Monday 14 February 2011

Childhood Potions

Childhood Potions.

Glass jam jars now clean hold pounded petals. Crushed in water they swim and swirl a clouded mixture in clear spring Kentish gardens. As a fawn of Knole Park she stumbles dance further into woods to further seek flowers. Petals ripped as palms, torn by thorns, sweat and sting. But as children know, and young deer grow, different colours bring complex scents. Young Abigail’s back garden perfume founded in the blooms and shrubs over looked by father’s workshop. Far from a Stag. Forgotten mobiles and toys gather dust behind him as he stands at the battered wooden doorway watching his only daughter procure her childhood potions. He peers through the steam as he sips his tea. Young fumbling fawn Abigail clambers deliberately to the climbing flora on the sandstone workshop walls. Earlier rainfall keeps them wet as the pinks of flowers blush in growing midday heat. Sweetness and pollen endure, a sweet rush smell. He helps her up lending her a knee to stand on, a matter of fatherly support. Absent antlers, made up for in his timid gestures of a nurturing nature. Her father helps her down with one hand. Infant handfuls of petals, of all Abigail’s favourite colours, are dropped into the vessel placed on the mossy concrete slab. The glass bottom grates and dusts on the stone floor, as the yellows and reds and pinks and oranges of springtime float individually in the half full jar. Screw the lid back on – shake up the perfume – open, and inhale. Senses strongest memory; the smells of warm mock lemon escape from the top of the watery jam jar. Tattered battered rose petals lick Abigail’s nose, a beginning of ripening femininity. A floral illusion in memory, Abigail makes perfume in her garden.

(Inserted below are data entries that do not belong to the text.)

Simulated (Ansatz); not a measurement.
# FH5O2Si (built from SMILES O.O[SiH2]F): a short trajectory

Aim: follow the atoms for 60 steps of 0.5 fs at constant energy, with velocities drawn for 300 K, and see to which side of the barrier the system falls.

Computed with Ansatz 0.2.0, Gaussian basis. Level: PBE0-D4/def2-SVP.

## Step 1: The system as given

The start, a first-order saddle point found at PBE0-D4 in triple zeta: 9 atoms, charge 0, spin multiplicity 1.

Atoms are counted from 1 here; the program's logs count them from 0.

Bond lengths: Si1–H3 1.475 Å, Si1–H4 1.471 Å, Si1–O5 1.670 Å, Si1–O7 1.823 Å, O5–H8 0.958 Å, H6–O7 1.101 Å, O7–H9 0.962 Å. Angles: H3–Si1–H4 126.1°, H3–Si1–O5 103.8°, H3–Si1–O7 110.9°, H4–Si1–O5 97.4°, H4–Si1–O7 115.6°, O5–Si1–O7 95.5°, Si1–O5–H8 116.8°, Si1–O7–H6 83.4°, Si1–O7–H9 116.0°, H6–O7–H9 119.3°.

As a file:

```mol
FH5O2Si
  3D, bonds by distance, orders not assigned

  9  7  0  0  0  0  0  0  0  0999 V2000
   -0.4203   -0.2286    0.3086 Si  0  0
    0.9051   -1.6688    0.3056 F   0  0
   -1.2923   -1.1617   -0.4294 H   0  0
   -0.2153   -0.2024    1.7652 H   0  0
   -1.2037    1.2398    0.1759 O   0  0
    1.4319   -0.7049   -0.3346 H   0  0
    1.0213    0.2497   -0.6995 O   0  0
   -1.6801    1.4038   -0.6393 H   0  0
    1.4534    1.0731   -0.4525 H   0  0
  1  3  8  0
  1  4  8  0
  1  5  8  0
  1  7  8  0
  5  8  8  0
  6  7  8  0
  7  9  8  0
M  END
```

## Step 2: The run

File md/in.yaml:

Wow! I think this is my fave story so far!! I abso looove flowers spesh roses!! I think the ten30 boys have really got what I was talking about, making "potions" when I was a child, reading this brought back so many memories, times with my father at home. It made me really miss home and really miss my father's workshop, even now the smell of wood shavings, that "father" smell and of course my make shift perfume.